It's often said that you can judge a Mexican restaurant by its guacamole, and at Amerigos this rings true. Their version is fresh and creamy with a nice texture -not too chunky but still far from a puree. It was perfectly good for dipping tortilla chips and provided a nice foil to the little pot of jalapeno peppers that we ordered on the side, but it lacked a certain citrus zing and could've done with being more heavily laced with lime. Enjoyable but not exceptional and this is a fitting description of a meal at Amerigos.
My friend enjoyed our other starter of tuna ceviche with coriander spiked tomato salsa. I, on the other hand, was less enamoured, finding the dense cubes of pink fish rather flavourless and a bit dry.
The star of this particular show was undoubtedly my friend's rib eye main course, which arrived at the table sizzling, the meat glistening with buttery richness. The taste and texture didn't disappoint - juicy, succulent and bursting with salty umami flavour. The steak was served with little pots of jalapeno mayonnaise, which she barely touched. Dipping the meat into the mayonnaise not only detracted from its excellent natural flavour but also made for far too indulgent a mouthful. If rib eye needs anything, it is a lively, slightly sharp accompaniment capable of cutting through the richness of the meat, rather than something that adds to it.
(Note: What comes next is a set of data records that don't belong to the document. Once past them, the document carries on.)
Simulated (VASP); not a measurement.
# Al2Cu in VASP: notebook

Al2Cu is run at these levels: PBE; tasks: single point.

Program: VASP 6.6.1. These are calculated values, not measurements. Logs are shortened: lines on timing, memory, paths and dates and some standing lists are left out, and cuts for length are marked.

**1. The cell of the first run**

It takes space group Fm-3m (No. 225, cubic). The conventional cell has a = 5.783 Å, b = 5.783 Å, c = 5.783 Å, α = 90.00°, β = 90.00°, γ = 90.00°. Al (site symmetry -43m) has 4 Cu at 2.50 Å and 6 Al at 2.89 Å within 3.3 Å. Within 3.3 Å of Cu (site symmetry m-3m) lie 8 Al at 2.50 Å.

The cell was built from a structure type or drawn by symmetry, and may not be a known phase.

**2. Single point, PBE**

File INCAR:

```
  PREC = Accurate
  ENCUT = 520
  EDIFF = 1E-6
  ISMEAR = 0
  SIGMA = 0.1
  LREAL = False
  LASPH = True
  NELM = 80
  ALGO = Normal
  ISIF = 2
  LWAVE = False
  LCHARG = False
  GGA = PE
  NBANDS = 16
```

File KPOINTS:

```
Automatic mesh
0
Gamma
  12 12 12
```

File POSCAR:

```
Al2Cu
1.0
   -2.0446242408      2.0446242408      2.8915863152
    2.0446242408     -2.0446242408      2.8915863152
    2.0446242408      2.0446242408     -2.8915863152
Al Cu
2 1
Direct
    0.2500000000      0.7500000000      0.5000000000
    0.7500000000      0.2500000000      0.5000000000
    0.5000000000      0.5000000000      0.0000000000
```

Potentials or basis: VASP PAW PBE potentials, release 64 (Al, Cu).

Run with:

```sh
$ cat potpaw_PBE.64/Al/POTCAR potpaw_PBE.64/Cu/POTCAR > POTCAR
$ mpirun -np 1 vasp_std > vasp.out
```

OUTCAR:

Both of our main courses were served with a couple of thick rounds of potato. Although they were nice - tender and tasting as if they'd been cooked in butter and rosemary - they felt at odds with both dishes and seemed a strange accompaniment to a Mexican meal. I ordered chicken with smoky chipotle and oranges. It was fine, but not something I'd go out of my way to have again. The leg meat was moist and made a welcome change to the ubiquitous and often dry chicken breast, but the skin was flabby rather than crisp and the sticky bitterness of the oranges reminded me rather too much of marmalade.
Portions are large, so in the end we ordered the torrjias (deep fried bread and butter pudding) for dessert more out of curiosity than a need to sate hunger. As the name suggests, this is definitely not diet food. While it didn't resemble any bread and butter pudding that I've ever eaten (being more akin to a large square doughnut) it was rather nice; crisp and golden on the outside, light and fluffy in the middle, with a little bowl of good quality vanilla ice cream on the side.
The service we received at Amerigos wasn't what I'd call attentive. When we arrived we were left to find our own way through the restaurant and out on to the terrace, and a couple of times during the meal we had to work to catch our waiter's attention. The restaurant was busy, though, and I think that these discrepancies were due to a shortage of front-of-house staff, rather than a lackadaisical nature.
A Mexican meal that extends beyond stale nachos and sweaty cheese can be hard to come by. While a meal at Amerigos isn't perfect, if you find yourself out on Yas Island with a craving for fajitas in relaxed surroundings, then it's worth dropping by.